How is the economy doing? Not so great, thank you. But how is it doing in the real world? A lot better, actually.
Just before the national election, the numbers are in and they look stink-oh. But a little bit of counterfactual math and things look a lot different.
The Commerce Department said Friday that the gross domestic product grew 2 percent in the third quarter, a slight gain from the previous quarter’s 1.3 percent quarter-to-quarter growth.
Is that good, bad or in the middle? Furthermore, is it fair to compare that to Ronald Reagan’s day or Bill Clinton’s or Millard Filmore’s?
The truth is, 2 percent is not so good historically. On the other hand, it’s an enormous achievement. So, what is counterfactual math and why is that helpful here?
Counterfactual math is defined as math that is conditional. That being the case, it is defined well through anecdotes.
Start with President Barack Obama’s frustration over the $830 billion American Recovery and Reinvestment Act of 2009 that did something as under-appreciated as save a whole bunch of jobs, rather than create new ones.
The president’s frustration at the little thanks he got for the stimulus bill is palatable. After all, one could make a case in 2009, when the bill was written (and many did) that $830 billion is a whole lot of money, forgetting that many analysis at the time figured it was not nearly large enough to lift the economy to a degree that many people would even notice. The White House, it may be recalled, toyed with the idea of spending $1.3 trillion to stimulate the economy and by percentage of the gross domestic product even that would have been too small, some said.
But here’s the first lesson in counterfactual perception: The percentage of something is harder to see than the bulk of something, so that it didn’t matter that by percentage of GDP a stimulus-oriented economist would have said $830 billion was not nearly enough. Instead, the overriding public perception of $830 billion was that if you happen to have stacked that up on the dining room table, it would be a very big pile of dough.
And Republicans reminded us that it looked that way. Not a one Republican in the House voted for the stimulus deal and only three Republicans in the U.S. Senate gave it their approval.
By percentage of gross domestic product, $830 billion was far less than was spent to stimulate the economy after the Great Depression, but by volume $830 billion dwarfed what was spent back then. In 1933, that much money could have possibly purchased Europe.

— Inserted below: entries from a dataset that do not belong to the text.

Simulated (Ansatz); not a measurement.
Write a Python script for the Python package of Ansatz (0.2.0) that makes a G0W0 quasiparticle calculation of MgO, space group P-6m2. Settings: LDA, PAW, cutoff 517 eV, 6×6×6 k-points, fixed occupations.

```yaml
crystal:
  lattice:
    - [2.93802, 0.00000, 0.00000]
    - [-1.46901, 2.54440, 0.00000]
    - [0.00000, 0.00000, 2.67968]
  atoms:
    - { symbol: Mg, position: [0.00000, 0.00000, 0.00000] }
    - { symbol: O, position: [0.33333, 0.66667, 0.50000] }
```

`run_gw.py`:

Counterfactual problem No. 2: Many economists now say that it would take a sustained monthly gain of 350,000 jobs per month to lower the unemployment rate. The current rate of 7.8 percent compared to a peak of 10 percent during the recession, is a parlor trick, given more people are leaving the workforce each month than are finding jobs. As such, it is the definition of a hollow victory.
Score one for GOP presidential candidate Mitt Romney. But don’t cast your vote just yet.
Those same economists point out, without hesitation, that the current monthly rate of jobs added to the economy is paltry compared to what is needed.
In September, for example, 114,000 jobs were added to the economy, less than half what is needed to lower the unemployment rate.
But what if the United States was gaining 830,000 jobs per month? Boy that would be something.
And, it turns out, the United States did gain 830,000 jobs in September – just as right as rain.
In the three months before President Barack Obama’s stimulus package was signed into law, the country lost an average of 726,000 jobs per month.
That makes an additional 114,000 jobs look very different. In real terms, 114,000 is not enough, but a policy swing that also stopped 726,000 jobs per month from evaporating and then added 114,000 jobs adds up to a serious victory. That’s a net policy gain of 830,000 jobs per month.
But, to quote President Obama, “It’s very hard to prove a counterfactual, where you say, ‘You know, things really could have been a lot worse.”
He’s pointing to the gains that fail to illicit much excitement, the gains that are very real, but don’t sound very impressive. For example, “726,000 jobs saved this month!” would be a fairly confusing headline. In comparison, “Economy added 114,000 jobs in September,” is a clear-cut, easy to understand headline.
To add to the problem, the president is not making his case very well. He says frequently that he was left with a mess when he took over the White House. But that just sounds like whining at this point.
In point of fact, from March 2001 through December 2012, after former president George Bush’s tax cuts were put in place, the country experienced the worse job growth in the post-war era with the exception of the early 1980’s double dip recession.
No counterfactual counting is needed there. In plain numbers, the era of former president Bill Clinton included an average gain of 178,000 jobs per month, while the Bush track record lays claim to an average addition of 68,000 jobs per month.
This is the essence of counterfactual math. From a standing start, going from zero to 68,000 jobs per month would be weak, but at least it’s a positive number.
But it’s not a positive number in the real world, because a president is not given a standing start, he’s taking over from someone else. That means the effect Bush policies had on the economy included a swing from Clinton’s monthly average of 178,000 jobs per month down to 68,000 jobs per month. That means, the mathematical effect of Bush’s policies was a net loss of 110,000 jobs per month.
Back to economic growth: The country’s gross domestic product is in the black — 2 percent in the third quarter, the Commerce Department said Friday.
Historically, of course, 2 percent is the poster child for an underachieving economy. But that same GDP was at negative 6.3 percent in the fourth quarter of 2008, the quarter before Obama took over the White House.
Again, 2 percent is paltry, but GDP growth of 8.3 percent is handsome enough and that is the total effect of the current policy on the nation’s economic output.
Romney would love to have voters forget that President Obama started at minus 6.3 and then moved the economy to 2 percent growth. If he started at zero and moved the economy to 2 percent growth, that would be a fairly pathetic record.
But a net swing of 8.3 percent is an unprecedented achievement. Do the counterfactual math, the math that is conditional on what is happening in the real world, and Obama’s policies look a lot better.
Still, Obama gets little credit. That 6.3 percent gain it took to get to zero gets lost in the public debate — that’s the counterfactual 6.3 percent that disappears from view, as if it never happened.